LOS ANGELES, (Reuters) – Police swarmed a California ski area today in their search for a fired Los Angeles policeman accused of killing three people and declaring an all-out war on law enforcement officers and their families in a rambling Internet manifesto.
Police were drawn to the area after the discovery of a burned-out pickup truck belonging to the suspect Christopher Dorner, 33.
The violence attributed to Dorner began with the weekend slayings of a campus safety officer and his fiancee. The woman was the daughter of a retired Los Angeles police captain who had represented Dorner in disciplinary action that led to his 2008 dismissal and was apparently singled out by the former cop for blame.
It continued early today, resulting in the fatal shooting of a police officer in Riverside and the woundings of two others.
The manhunt widened in scope and urgency earlier this week when police learned that Dorner had posted his grievances and threats online in writings they interpreted as a potential hit list.
“This is a vendetta against all of Southern California law enforcement and it should be seen as such,” Los Angeles Police Chief Charlie Beck told reporters.
“He knows what he’s doing. We trained him. … He was also a member of the armed forces. It is extremely worrisome and scary, especially to the police officers involved.”
The search for the suspect stretched from San Diego, where Dorner was believed to have tried to steal a boat on Wednesday night, to the San Bernardino mountains northeast of Los Angeles.
Police descended on a ski area around the resort community of Big Bear Lake, about 100 miles (160 km) northeast of Los Angeles, after a truck matching a description of the suspect’s getaway vehicle was found burning in the snow. Law enforcement confirmed the truck was Dorner’s.
Authorities found fresh tracks in the snow believed to be Dorner’s, a Big Bear Lake fire official told the Los Angeles Times. Nearby schools and other facilities were placed on a security lockdown as a precaution.
Police had closed in on Dorner earlier on Thursday when two Los Angeles police officers assigned to a search detail traded fire with him in the city of Corona. The head of one officer was grazed by a bullet, police said.
Two other officers were ambushed – one of them killed – about 20 minutes later while sitting in their patrol car at a traffic light in the adjacent town of Riverside, about 60 miles (100 km) east of Los Angeles.
The officer who died was an 11-year Riverside police veteran. His partner was severely wounded but was expected to recover, police said.
‘HUNTING’ FOR POLICE OFFICERS
The threats in Dorner’s rambling, multi-page Facebook declaration had prompted police to dispatch more than 40 security details to protect people thought to be in danger of attack, Beck said.
At a separate news conference, Riverside Police Chief Sergio Diaz said he hoped Dorner could be captured without more bloodshed, but warned that he was mobile and extremely dangerous.
“This is a somewhat unprecedented, or at least rare occurrence – a trained, heavily armed person who is hunting for police officers,” he said.
Dorner was presumed to be armed with multiple weapons, including an assault rifle, Beck said, although his manifesto suggested he may be more heavily armed.

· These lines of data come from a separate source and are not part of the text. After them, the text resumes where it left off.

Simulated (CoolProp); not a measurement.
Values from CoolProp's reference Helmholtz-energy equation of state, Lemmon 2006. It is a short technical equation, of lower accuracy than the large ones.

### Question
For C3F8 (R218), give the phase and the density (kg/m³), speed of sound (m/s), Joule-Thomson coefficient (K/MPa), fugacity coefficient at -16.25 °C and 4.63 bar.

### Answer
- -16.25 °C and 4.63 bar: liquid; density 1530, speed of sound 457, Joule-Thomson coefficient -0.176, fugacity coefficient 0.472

“Do not deploy airships or gunships. SA-7 Manpads will be waiting,” Dorner wrote, in a reference to a Russian-made shoulder-launched missile system. His claim could not be independently verified.
The manifesto, quoted by various news media on Thursday, appeared to have been removed from the social network site, but Los Angeles television station KTLA posted a full copy of the document on its website.
“The violence of action will be high. … I will bring unconventional and asymmetrical warfare to those in LAPD uniform whether on or off duty,” Dorner wrote. “The attacks will stop when the department states the truth about my innocence.”
Although the online declaration expressed anger over his dismissal from the police force, there was no immediate explanation for the time lag between his 2008 termination and this week’s events.
DOUBLE HOMICIDE
Dorner first came to the public’s attention on Wednesday when he was named as a suspect in the weekend slayings of Monica Quan, an assistant basketball coach at California State University Fullerton, and her fiancee, Keith Lawrence, a University of Southern California public safety officer.
Quan’s father, retired LAPD Captain Randy Quan, had represented Dorner in disciplinary hearings that led to his termination from the department for making false statements accusing another officer of using excessive force, police said.
“I never had the opportunity to have a family of my own , I’m terminating yours,” he wrote in a portion of his manifesto addressed to the senior Quan.
The California Highway Patrol issued an alert on Dorner to law enforcement throughout the state after the Riverside shootings, which followed an aborted attempt on Wednesday night to steal a boat in San Diego.
The manhunt also led to the wounding of two female bystanders by police before dawn in Torrance, just south of Los Angeles, where officers on a security detail opened fire on a pickup truck resembling one Dorner was thought to be driving.
One victim suffered a minor gunshot wound and the second was listed in stable condition with two gunshot wounds.
“Tragically, we believe this was a case of mistaken identity by the Los Angeles police officers,” Beck said.